Quadasia NELSON, etc., et al., plaintiffs-respondents, v. Pamela S. ROTH, defendant third-party plaintiff-appellant; Maurice Sieradzki, etc., third-party defendant-respondent.
In an action to recover damages for legal malpractice, the defendant third-party plaintiff appeals from an order of the Supreme Court, Kings County (Hinds-Radix, J.), dated March 10, 2009, which granted that branch of the motion of the third-party defendant which was pursuant to CPLR 3211(a)(7) to dismiss the third-party cause of action to recover damages for legal malpractice, denied that branch of her cross motion which was for summary judgment dismissing the complaint, and, in effect, denied that branch of her cross motion which was to disqualify the third-party defendant as counsel for the plaintiffs.
ORDERED that the order is affirmed, with one bill of costs.
The infant plaintiff, by her mother, and the mother, individually, commenced this action against the defendant, Pamela S. Roth, to recover damages for legal malpractice. Thereafter, Roth commenced a third-party action against the plaintiff's current attorney, the third-party defendant, Maurice Sieradzki, inter alia, to recover damages for legal malpractice. Sieradzki moved, pursuant to CPLR 3211(a)(7), among other things, to dismiss Roth's cause of action to recover damages for legal malpractice on the ground that there was no attorney-client relationship between them. Roth, in turn, cross-moved for summary judgment dismissing the complaint on the ground that there was no attorney-client relationship between herself and the plaintiffs, and to disqualify Sieradzki as counsel for the plaintiffs.
The Supreme Court properly granted that branch of Sieradzki's motion which was to dismiss the third-party cause of action to recover damages for legal malpractice. “On a motion to dismiss pursuant to CPLR 3211(a)(7), the pleading is to be afforded a liberal construction” (Kempf v. Magida, 37 AD3d 763, 764). The court must accept the facts as alleged in the complaint as true, accord the plaintiffs the benefit of every possible favorable inference, and determine whether the facts as alleged fit within any cognizable legal theory (see Arnav Indus., Inc. Retirement Trust v. Brown, Raysman, Millstein, Felder & Steiner, 96 N.Y.2d 300, 303; Leon v. Martinez, 84 N.Y.2d 83, 87-88). To establish a cause of action alleging legal malpractice, a plaintiff must prove, inter alia, the existence of an attorney-client relationship (see Terio v. Spodek, 63 AD3d 719, 721; Velasquez v. Katz, 42 AD3d 566, 567). To prove an attorney-client relationship, there must be an explicit undertaking “to perform a specific task” (Terio v. Spodek, 63 AD3d at 721). “ ‘It is well established that, with respect to attorney malpractice, absent fraud, collusion, malicious acts, or other special circumstances, an attorney is not liable to third parties, not in privity, for harm caused by professional negligence’ “ (Moran v. Hurst, 32 AD3d 909, 911, quoting Rovello v. Klein, 304 A.D.2d 638, 638). Viewing the third-party complaint in the light most favorable to Roth, she failed to allege the existence of an attorney-client relationship between herself and Sieradzki.
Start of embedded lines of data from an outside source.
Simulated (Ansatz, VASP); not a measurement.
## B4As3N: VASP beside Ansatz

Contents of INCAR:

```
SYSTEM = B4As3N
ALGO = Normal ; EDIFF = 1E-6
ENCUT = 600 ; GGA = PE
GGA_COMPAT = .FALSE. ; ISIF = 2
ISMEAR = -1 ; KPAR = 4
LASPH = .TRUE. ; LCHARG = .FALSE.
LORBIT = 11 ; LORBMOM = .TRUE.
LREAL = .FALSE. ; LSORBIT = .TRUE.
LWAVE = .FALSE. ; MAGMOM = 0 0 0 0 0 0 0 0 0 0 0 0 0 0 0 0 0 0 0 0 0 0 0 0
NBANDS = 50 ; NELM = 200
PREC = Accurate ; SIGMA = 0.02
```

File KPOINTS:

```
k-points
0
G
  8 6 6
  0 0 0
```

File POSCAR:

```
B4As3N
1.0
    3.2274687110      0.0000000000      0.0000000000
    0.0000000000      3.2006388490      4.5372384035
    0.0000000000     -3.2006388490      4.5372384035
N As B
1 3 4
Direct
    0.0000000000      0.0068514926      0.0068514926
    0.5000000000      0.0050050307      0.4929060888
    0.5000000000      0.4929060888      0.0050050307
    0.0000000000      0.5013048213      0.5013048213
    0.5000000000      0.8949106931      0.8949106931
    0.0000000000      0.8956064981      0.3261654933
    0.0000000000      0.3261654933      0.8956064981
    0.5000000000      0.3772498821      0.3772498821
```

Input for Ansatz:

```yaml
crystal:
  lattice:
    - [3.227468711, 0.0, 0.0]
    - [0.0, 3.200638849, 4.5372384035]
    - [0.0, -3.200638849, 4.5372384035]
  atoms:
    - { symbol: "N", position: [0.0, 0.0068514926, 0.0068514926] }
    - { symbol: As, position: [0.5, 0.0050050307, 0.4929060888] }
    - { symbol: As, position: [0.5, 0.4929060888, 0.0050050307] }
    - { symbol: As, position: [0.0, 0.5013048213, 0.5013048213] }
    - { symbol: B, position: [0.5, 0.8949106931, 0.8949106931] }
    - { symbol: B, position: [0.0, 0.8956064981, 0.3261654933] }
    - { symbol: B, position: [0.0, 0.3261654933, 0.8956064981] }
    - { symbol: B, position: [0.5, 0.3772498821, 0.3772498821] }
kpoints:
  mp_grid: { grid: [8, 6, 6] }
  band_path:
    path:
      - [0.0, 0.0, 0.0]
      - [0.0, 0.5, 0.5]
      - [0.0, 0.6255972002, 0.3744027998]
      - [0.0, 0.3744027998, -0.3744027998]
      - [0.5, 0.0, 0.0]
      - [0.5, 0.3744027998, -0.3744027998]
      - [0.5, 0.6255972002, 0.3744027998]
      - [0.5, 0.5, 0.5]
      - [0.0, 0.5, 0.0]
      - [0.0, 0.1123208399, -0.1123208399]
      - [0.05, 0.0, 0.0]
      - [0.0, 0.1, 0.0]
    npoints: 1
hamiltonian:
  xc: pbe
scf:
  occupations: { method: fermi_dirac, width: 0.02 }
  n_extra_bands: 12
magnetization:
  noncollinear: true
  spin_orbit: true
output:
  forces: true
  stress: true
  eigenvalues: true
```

Further, the Supreme Court properly denied that branch of Roth's cross motion which was for summary judgment dismissing the complaint. “To make a prima facie showing on a motion for summary judgment, the attorney in a legal malpractice action must present admissible evidence that the plaintiff cannot prove at least one of the essential elements of a legal malpractice claim” (Terio v. Spodek, 63 AD3d at 721). The evidence submitted demonstrated the existence of a triable issue of fact as to whether there was an attorney-client relationship between Roth and the plaintiffs. In light of Roth's failure to meet her prima facie burden, it is unnecessary to consider the adequacy of the plaintiffs' opposing papers (see Winegrad v. New York Univ. Med. Ctr., 64 N.Y.2d 851, 853).
Finally, the Supreme Court properly, in effect, denied that branch of Roth's cross motion which was to disqualify Sieradzki as counsel for the plaintiffs. Roth failed to satisfy her burden by offering any proof that Sieradzki's testimony would be “necessary” (Bentvena v. Edelman, 47 AD3d 651, 652).